# Labor Day Weekend Cut-Out - Part 1



## RickR (Mar 19, 2010)

Part 2

Here I am lowering the hive prior to vacuuming up the stragglers.




























My trusty old homemade vac finally let me down. One of the screens on the inner box blew out. Fortunately I didn't need a second box, and the bees were okay. Time to upgrade to a sturdier version.



















Ready to pack up and head for home.










Shaking everybody out into their new home.




























And that's that. Welcome to the neighborhood.


----------



## Hogback Honey (Oct 29, 2013)

Thanks for sharing, that is really cool.


----------



## PatBeek (Jan 13, 2012)

Unbelievable.

Did they want it done for free?


----------



## Northwest PA Beekeeper (Mar 28, 2012)

Rick,

Very nice pictures! It was interesting to see the progress. If you don't mind me asking, how much did you charge for the job? It looks like it ended up being bigger than I would have thought.


----------



## RickR (Mar 19, 2010)

PatBeek said:


> Unbelievable.
> 
> Did they want it done for free?


 No. The contractor is a friend of mine, and didn't bat an eye when I gave him my estimate. I have done a few removals for free, but they were either extremely simple, or were for elderly folks who clearly could not afford to pay.


----------



## RickR (Mar 19, 2010)

Northwest PA Beekeeper said:


> Rick,
> 
> Very nice pictures! It was interesting to see the progress. If you don't mind me asking, how much did you charge for the job? It looks like it ended up being bigger than I would have thought.

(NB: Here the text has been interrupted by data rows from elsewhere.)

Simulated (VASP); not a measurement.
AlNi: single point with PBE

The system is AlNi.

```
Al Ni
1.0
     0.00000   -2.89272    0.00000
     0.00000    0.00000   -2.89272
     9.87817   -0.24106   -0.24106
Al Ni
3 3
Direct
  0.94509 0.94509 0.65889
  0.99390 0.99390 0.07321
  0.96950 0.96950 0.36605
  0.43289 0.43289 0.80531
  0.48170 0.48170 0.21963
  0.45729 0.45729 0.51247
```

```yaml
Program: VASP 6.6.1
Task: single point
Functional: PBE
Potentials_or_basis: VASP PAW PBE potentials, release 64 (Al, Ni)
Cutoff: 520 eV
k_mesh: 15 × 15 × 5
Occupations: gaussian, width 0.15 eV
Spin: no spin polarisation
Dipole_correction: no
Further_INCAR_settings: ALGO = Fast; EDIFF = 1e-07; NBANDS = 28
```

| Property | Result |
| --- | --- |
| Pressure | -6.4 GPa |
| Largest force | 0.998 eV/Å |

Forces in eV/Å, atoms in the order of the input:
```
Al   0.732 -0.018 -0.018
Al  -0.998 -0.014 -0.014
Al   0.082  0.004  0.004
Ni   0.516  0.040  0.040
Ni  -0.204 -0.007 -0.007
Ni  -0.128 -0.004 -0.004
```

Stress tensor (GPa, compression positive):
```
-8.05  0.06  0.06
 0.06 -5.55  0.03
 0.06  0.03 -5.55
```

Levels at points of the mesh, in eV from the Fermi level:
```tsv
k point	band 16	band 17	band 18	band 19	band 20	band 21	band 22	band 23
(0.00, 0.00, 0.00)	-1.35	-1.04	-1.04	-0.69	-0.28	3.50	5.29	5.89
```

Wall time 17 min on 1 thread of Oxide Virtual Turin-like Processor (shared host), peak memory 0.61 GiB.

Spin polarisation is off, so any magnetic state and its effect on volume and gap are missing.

It was bigger than I expected too. I thought the hive stopped about where the old cut out had been done. But it went on up several more feet.

I gave the contractor two prices. One price included the cost of renting and erecting the scaffolding myself. The second assumed that he would provide the scaffolding (it was already on-site anyway), and assistance in putting the scaffolding up. He chose option #2, and I charged $450.00 for the job. The next time I have to do that much climbing the fee will be higher.


----------



## angel (Jul 23, 2013)

RickR said:


> I have done a few removals for free, but they were either extremely simple, or were for elderly folks who clearly could not afford to pay.


Need to print this for my son. Values. +1


----------